Media trainer and communicator Frank Krishner breaks down Coke’s latest foot-in-the-mouth PR gaffe.
The Perils of Miscommunication
In a world where every word and action can be scrutinised, twisted, and amplified across continents, big brands like Coca-Cola need to tread carefully. A recent PR disaster in Bangladesh has shown just how quickly things can go wrong when companies fail to navigate the complex web of global sensitivities.

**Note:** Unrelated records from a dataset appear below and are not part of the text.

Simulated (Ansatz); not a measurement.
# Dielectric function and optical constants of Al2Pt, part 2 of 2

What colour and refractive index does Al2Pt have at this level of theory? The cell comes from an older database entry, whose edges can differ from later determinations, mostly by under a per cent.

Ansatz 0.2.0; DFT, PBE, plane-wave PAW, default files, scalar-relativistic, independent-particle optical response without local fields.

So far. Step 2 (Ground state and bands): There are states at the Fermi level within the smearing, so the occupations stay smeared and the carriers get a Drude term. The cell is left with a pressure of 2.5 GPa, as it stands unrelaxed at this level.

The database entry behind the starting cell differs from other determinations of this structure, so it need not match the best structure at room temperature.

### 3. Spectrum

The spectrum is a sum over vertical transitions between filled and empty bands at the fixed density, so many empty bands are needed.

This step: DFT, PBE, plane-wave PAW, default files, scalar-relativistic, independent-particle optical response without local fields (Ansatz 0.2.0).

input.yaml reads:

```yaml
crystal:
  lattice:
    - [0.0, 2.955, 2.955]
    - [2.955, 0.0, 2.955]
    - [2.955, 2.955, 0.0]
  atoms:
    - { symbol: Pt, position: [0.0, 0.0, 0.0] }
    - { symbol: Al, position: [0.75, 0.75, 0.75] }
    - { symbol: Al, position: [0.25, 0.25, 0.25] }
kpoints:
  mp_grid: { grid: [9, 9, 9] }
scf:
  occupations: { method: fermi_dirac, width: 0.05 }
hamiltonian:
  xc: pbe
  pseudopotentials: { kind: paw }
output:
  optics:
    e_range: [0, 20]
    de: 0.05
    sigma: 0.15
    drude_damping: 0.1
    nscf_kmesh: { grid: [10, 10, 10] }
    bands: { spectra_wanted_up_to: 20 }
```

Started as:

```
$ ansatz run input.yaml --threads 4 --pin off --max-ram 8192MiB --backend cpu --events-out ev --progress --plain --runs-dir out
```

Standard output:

This summer, even as Coca-Cola sales took a nosedive across parts of the Middle East and Asia due to boycotts linked to the company’s alleged ties with Israel, the beverage giant attempted a bold move. The brand’s Bangladeshi franchise launched a high-profile advertising campaign, enlisting Sharaf Ahmed Jibon, a beloved TV star known for his roles in South Asian soap operas, to help sway public opinion.
Jibon played the role of a shopkeeper in a bustling Bangladeshi market, confidently assuring customers that Coca-Cola was not an Israeli product. He even pointed out that “Even Palestine has a Coke factory,” convincing the sceptical onlookers to cast aside their political concerns and enjoy the satisfaction of the ‘real thing’.
The Fallout
However, the feel-good narrative had a glaring flaw. The so-called “Palestinian factory” was actually an Israeli-owned bottling plant located on a controversial Israeli settlement in East Jerusalem—territory considered illegal under international law. The advertisement’s misleading claim quickly backfired, sparking outrage and deepening the anger against Coca-Cola.
The company was forced to pull the ad from all platforms, but the damage had been done. Scott Leith, Coca-Cola’s Vice President for Global Strategic Communication, issued a public apology, calling the campaign a “regrettable mistake” and acknowledging that the video had “missed the mark.”
The Bigger Picture
This incident, a case study for media students and those interested in media studies, is important to note. It also highlights the precarious position of American companies who are trying to navigate the complex geo-political landscape in regions where U.S. policies, particularly in relation to Israel, are deeply unpopular.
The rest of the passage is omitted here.